The Feel of Morocco
The Feel of Morocco
Inshallah
“The Feel of Morocco”
During our first months in Europe, church bells rang every hour, reminding us of time. As we crossed into Morocco, the bells ceased and were replaced by strange voices heard from mosque loudspeakers five times a day. With no blocks in the calendar to fill the spaces in between, time had slowly begun to escape us in our next-chapter life. I became more present to my body and how it felt to be anchored in time and space, instead of living by schedules that once defined time for us.
It was hard to hear the Adhān and not become more aware of our existence within time and space — and even deeper, to ponder its connection to something greater, as the call to prayer suggests. During our months in Morocco, we traveled through remote deserts and villages to the largest cities in the country, and not one day was there an absence of this call.
Something I’ve appreciated about our time in Morocco is the silence, space, and slowness manifested by Morocco’s many cultural and societal layers. One layer, I learned, includes a system called the Moroccan model of moderate Islam, which integrates Islamic jurisprudence (Islamic law), Ashʿari theology (Islamic belief system), and Sufi spirituality. A fourth component is a revered monarchy that helps ensure moderation in the religious order. To make things even more interesting and textured, Moroccan culture is still heavily influenced by the animistic values of the ancient Amazigh people from before the Common Era.

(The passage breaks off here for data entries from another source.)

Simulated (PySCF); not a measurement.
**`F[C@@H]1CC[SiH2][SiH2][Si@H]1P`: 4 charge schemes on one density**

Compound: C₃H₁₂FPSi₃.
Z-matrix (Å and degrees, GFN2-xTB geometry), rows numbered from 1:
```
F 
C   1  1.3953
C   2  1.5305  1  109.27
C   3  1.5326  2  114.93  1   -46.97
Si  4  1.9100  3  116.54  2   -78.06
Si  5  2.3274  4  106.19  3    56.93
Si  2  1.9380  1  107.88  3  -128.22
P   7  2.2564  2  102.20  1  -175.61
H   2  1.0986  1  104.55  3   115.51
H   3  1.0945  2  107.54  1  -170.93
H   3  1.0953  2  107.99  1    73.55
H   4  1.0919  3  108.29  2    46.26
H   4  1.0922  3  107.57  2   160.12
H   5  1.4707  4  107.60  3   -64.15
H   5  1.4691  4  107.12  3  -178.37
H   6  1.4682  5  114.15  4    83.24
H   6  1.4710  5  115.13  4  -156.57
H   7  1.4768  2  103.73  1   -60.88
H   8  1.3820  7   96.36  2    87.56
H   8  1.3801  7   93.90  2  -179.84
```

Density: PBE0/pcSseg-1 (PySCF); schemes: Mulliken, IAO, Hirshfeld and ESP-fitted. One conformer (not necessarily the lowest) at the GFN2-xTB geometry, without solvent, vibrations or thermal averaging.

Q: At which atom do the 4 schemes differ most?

Being in the slow-paced, spiritual, and more embodied culture of Morocco made us realize how easy it was to get lost within an American value system built around an external locus of control — and to lose awareness of the here and now, as well as the truly important things in life, like kindness, love, and a sense of belonging.
As we straddled two seemingly different worlds, I questioned even more the meaning of life, morality, and happiness. Many times during the month of Ramadan, I thought, “Wow, we are exploring this country while the entire country is praying, fasting, and working hard to feed their families — all the while displaying sincere humility, gratitude, and acceptance.”
I also thought about how our country — the richest nation in the world — and other countries are waging wars when the global GDP already produces enough to support the basic needs of the world’s entire population.
I also thought about what is considered power. There are many forms of power — including the power of prayer, kindness, and presence — which many Moroccans exemplified.
During Ramadan, Moroccans fast until the evening and restrain from things that create distraction. It is a month of purification. At the end, they make peace with all those with whom they’ve had conflict in the past. I thought, if we are all connected, as I believe we are, I imagine the collective gain produced for all humanity — similar to thousands of monks meditating for long periods of time. And here in Morocco is an entire country living a version of just that.
During our time in the Sahara Desert, Hassan — a man who grew up in a lineage of Berber nomadic families (more in Karl’s visual story) until his family moved into a village when he was fourteen — guided us through remote desert regions and nomadic communities. When I asked him what he had discovered from the two different ways of life, he replied:
“As a nomad, you have no worries. You are free. You don’t have to worry about much except where the animals will feed. You are just living. It’s not an easy life, but it’s peaceful.”
He added,
“But you don’t get to have an education.”
He continued,
“Living in the village, the people are stressed all the time about money — ‘How are we going to get more?’ — and then they stress about little things too. And then they want more things.”
He added again,
“But in the village, you get an education… which gives you a job and you can do more.”
I posited that there are different kinds of knowledge (and intelligence), like the kinds acquired living and surviving from the land. He cocked his head inquisitively and thought hopefully for a moment, but then decided not to buy it.
Interestingly, for Hassan, it was the particular kind of freedom and peace in a nomadic life versus an education and money — a different kind of freedom and peace. A good example of how things change and tend toward common behaviors when civilizations advance and grow in numbers.
We noticed this in the bigger cities, where modernization was integrated into the culture. It was a huge juxtaposition between moderation and materialism coexisting with one another. But the cities did not represent the majority of the country.

The Feel of Morocco
Morocco combines religion, jurisprudence law, and spirituality with several other components that, in our experience, created the most unique and laid-back, peaceful culture we have yet to experience in our lifetimes. Everywhere we went, we heard people saying “Inshallah,” which means God willing — an acceptance that ultimately we have no control. We also heard “Marhaba,” which means you are welcome. Not “you are welcome because I gave you something,” but “You are welcome here — and now. You belong here.”
Relationship was prioritized over time, and business and we experienced this in all matters of exchange.
I am not a religious person, but I do consider myself a spiritual person. And I believe that when we become aware of something greater, as the Adhān suggests, we forget ourselves and are reminded of others — and of how we are all connected. And that we all belong.
So when I find myself grappling with the inequity, inequality, and imbalance in the world, as I often do during our travels, I remind myself: “Inshallah.” I take a deep breath and send love, kindness, and compassion to all existence. It does not remove me from my responsibility to humanity, but it is the single most powerful thing I can do in the moment.
As a traditional Sufi saying often attributed to al-Ghazali puts it:
“There are as many paths to God as there are breaths of human beings.”
And as another guide said to us during our time in Morocco:
“We can’t change the world. All we can do is be happy and be present in the moment.”
Inshallah. Marhaba. You are welcome here.